11 August 2009: Yolngu Nation Federation

Edited to add 11 Aug 2136(+8): The Indigenous people of north-eastern Arnhem Land have formed a federation and declared self-government — and nobody noticed. There is almost complete radio silence in the media, blogs, twitter… everywhere. It’s rather eerie.

SMH: “Yolngu clans decide on self-government

Sixty Yolngu clans of East Arnhem Land representing at least 12,000 indigenous Australians in the Northern Territory say they will form their own government to determine the future of their people.

The clan leaders met over three days of the Garma Festival of Traditional Culture at Gulkula, on the Gove Peninsula, and emerged on Tuesday with the news. […]

[Galarrwuy Yunupingu said], “The government, from the day of raising the flag by (Captain James) Cook and the formation of the parliament of this country, and the writing of the constitution that applies and talks about indigenous Australia, has walked right past this group of people,” Mr Yunupingu said.

“This is not today’s creation. This is thousands of years old. We are revising it to revive it for the benefit and the good of the future of indigenous Australia.”

[Image source]

Categories: indigenous, Politics

Tags: , , ,

14 replies

  1. awesome!

    • Interesting that there’s very little comment or news articles available yet about this other than the one you linked. Almost like the MSM doesn’t think it’s important, or wants to downplay its significance.
      Goodonem I say, and good luck.

  2. Good on them! 😀

  3. tigtog: I was thinking the same thing. I grabbed this hot off the presses, but it’s been hours now and the other news sites and blogs are silent. I can’t even see anything at the ABC’s Message Stick or the NT News.
    Will watch the news tonight and see if anything’s said.

  4. Wow! 🙂
    I’ll have a look in the morning and see if the media have piped up a bit more.

  5. Still nothing in SMH @ 10:05 p.m.

    I really hope this goes well.

  6. This is huge. At 9pm WA time still nothing on the ABC website nor the Oz and not even on the NT News website. It’ll be interesting what treatment the morning papers give it. There is such a reluctance on the part of the MSM to cover any news about Aboriginal Australians. It’s actually scary how easy it is to miss these things. Thanks for bringing it to my attention Lauredhel.

  7. Ah, the story has _just_ hit Sky News.

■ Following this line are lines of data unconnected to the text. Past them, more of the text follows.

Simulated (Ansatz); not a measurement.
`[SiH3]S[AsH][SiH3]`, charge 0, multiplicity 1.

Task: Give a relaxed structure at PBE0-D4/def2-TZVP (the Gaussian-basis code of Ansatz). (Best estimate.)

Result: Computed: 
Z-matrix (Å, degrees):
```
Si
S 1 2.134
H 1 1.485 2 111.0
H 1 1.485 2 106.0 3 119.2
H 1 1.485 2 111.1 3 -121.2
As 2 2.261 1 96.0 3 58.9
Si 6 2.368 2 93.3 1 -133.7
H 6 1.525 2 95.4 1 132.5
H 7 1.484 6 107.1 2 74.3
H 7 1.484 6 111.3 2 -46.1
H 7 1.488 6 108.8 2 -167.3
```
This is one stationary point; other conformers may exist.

  8. Holy shitsticks. I’ve been having some personal shit to deal with, so I haven’t been reading much on the blogs but … wow. Wow. This is awesome. This is amazing. Good luck to ‘em, I reckon. The silence is disheartening though.

  9. There’s an article in the Australian now, but it’s heading is Yunupingu loses faith in intervention, with the Yolngu Nation Federation mentioned only as an afterthought.

    The Arnhem Land leader’s repudiation of the federal intervention represents a dramatic about-face from his position two years ago, and comes as the Rudd government struggles to keep its $700 million project in Aboriginal housing on track.
    After initially labelling the intervention “worrying and sickening”, Mr Yunupingu in October 2007 swung behind the initiative, joining leaders such as Noel Pearson and Marcia Langton in putting his faith in the biggest overhaul of indigenous policy in decades.
    But Mr Yunupingu said yesterday that two years into the billion-dollar program, he had not seen conditions change for indigenous people on the ground and the promised reforms had been strangled by bureaucratic inertia.

    Here’s the few lines on the Yolngu parliament:

    Mr Yunupingu’s comments followed the formation of a new political force in East Arnhem Land, the home of many of Australia’s most traditional indigenous societies.
    Yolngu clan leaders from Northern Territory communities stretching from Maningrida to Nubulwar yesterday signed the constitution for the what is to be “the highest authority in Arnhem Land”, to be known as the Dilak.
    Senior Yirrkala man Djuwalpi Marika said the Dilak would operate as a “Yolngu parliament” and would be seeking direct input into the federal government’s task of closing the gap in Aboriginal disadvantage. “We are looking to get a real voice for Yolngu, a Yolngu parliament,” Mr Marika said. “We are seeking direct information from the government, not second-hand information. In the Yolngu world we have our own democracy.”

    The article ends with Jenny Macklin’s response to Yunupingu’s criticism.

  10. I’ve been trying, but I can’t find anything in the media that hasn’t already been mentioned. I’m only half shocked at that.

  11. this has me itching to be back in my Aboriginal studies course, i took the semester off but the teachers and tutors are all so awesome i would love to hear their take on the blanket ignoring of SOMETHING IMPORTANT like this. wtf!

  12. Didn’t catch it all, but I noted a group of Yolngu people in the gallery at today’s televised Question Time on ABC. Still nothing on any news program I’ve seen in the past 24 hours.